This is called the conditional covariance for points in class C. For each sample point in C, we sum an outer product matrix: specifically, subtract the sample mean and take the outer product of that vector with itself. We sum this over all the points in class \(C\), then divide by the number of points in class \(C\).

For QDA, we calculate \(\hat{\Sigma}_C\) for each class C, as well as priors and means as usual. Once we have these parameters, we have the Gaussian PDF that is best fit to our sample points \(X_i\). Then, once we have the distributions, doing QDA/LDA is straightforward.

Note that \(\hat{\Sigma}_C\) is a sample covariance matrix: it is always positive semidefinite, but not necessarily positive definite (can have some eigenvalues of 0, which give it 0-length directions). If it’s not positive definite, it doesn’t actually define a true normal distribution. This will result in linear isocontours instead of ellipsoidal!

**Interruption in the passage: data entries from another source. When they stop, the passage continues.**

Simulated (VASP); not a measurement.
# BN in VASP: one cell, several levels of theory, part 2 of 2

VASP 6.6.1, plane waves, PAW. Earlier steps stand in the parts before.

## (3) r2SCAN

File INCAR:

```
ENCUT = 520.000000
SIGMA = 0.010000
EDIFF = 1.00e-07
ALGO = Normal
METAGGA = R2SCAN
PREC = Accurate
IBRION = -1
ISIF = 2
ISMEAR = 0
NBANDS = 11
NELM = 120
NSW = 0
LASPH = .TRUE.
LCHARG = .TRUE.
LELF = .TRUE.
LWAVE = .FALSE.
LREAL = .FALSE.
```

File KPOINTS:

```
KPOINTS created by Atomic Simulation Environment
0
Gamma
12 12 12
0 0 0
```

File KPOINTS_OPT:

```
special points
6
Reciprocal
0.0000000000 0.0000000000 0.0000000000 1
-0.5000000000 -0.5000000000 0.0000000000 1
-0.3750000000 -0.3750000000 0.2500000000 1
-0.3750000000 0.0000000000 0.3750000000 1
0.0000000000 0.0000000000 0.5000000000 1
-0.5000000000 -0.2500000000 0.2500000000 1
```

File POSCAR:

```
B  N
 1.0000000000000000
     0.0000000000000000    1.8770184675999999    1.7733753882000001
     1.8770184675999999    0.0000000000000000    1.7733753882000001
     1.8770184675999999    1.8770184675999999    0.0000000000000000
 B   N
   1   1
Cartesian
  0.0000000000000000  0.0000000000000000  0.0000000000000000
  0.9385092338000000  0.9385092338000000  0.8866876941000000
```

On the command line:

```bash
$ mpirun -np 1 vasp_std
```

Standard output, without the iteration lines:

What about LDA? We know that \(\Sigma\) is constant for all classes. The sample covariance matrix in LDA, then, is:

\[\hat{\Sigma} = \frac{1}{n}\sum_c \sum_{i:y_i=c}(X_i-\hat{\mu}_c)(X_i-\hat{\mu}_c)^T\]

So what we’re basically doing is taking a weighted average of the covariance matrices for each class, weighted by the number of points in that class. This is called the pooled within-class covariance matrix. The “pooled” comes from the fact that we’re summing over all classes. The usage of within-class means \(\mu_C\) tend to make covariance smaller. Once we figure out this matrix, we just use it for each class.

QDA

So now that we’ve used MLE to get our best-fit Gaussians, now comes prediction.

The big idea, of course, is to choose class \(C\) that maximizes the posterior, or maximizes \(f(X=x|Y=C)\pi_C\) : the product of the class-conditional density and prior. In QDA, this is equivalent to maximizing the quadratic discriminant function \(Q_C(x)\):

\[Q_C(x) = \ln((\sqrt{2\pi})^df_c(x)\pi_c)\]
\[= -\frac{1}{2}(x-\hat{\mu_c})^T\Sigma^{-1}(x-\hat{\mu_c})-\frac{1}{2}\ln|\Sigma_C|+\ln\pi_C\]

So we just compute for each class and pick the one with the highest discriminant function.

In the two class case, it’s even simpler: our decision function is \(Q_C(x) - Q_D(x)\) which is quadratic. However, this may be indefinite because we are subtracting 2 PSD matrices. The Bayes decision boundary will always be a solution to a multivariate quadratic. We can find the posterior probability \(P(Y|X) = s(Q_C(x) - Q_D(x))\).

Let’s take a look at this graphically. Below is a graph of the two PDFs that we fit to our classes, \(f_C(x)\) and \(f_D(x)\) (x,y axes are features, z axis is PDF value).

image-20210317175227382

This actually has a hyperbolic decision boundary- it is possible since quadrics in 2D are conic sections. This means that the set of points in predicting a class isn’t connected- it’s in 2 disjoint regions!

Now, if we plot the decision function \(Q_C(x) - Q_D(x)\), we see it is indeed a hyperplane:

image-20210317175412116

The decision boundary is much clearer here: we don’t need the Gaussian PDFs to find it here. Also, since it’s quadratic, the boundary can be computed MUCH more quickly.

If we want the posterior probability, i.e. the probability our prediction is correct, we just pass our decision function through the sigmoid function as \(s(Q_C(x) - Q_D(x))\).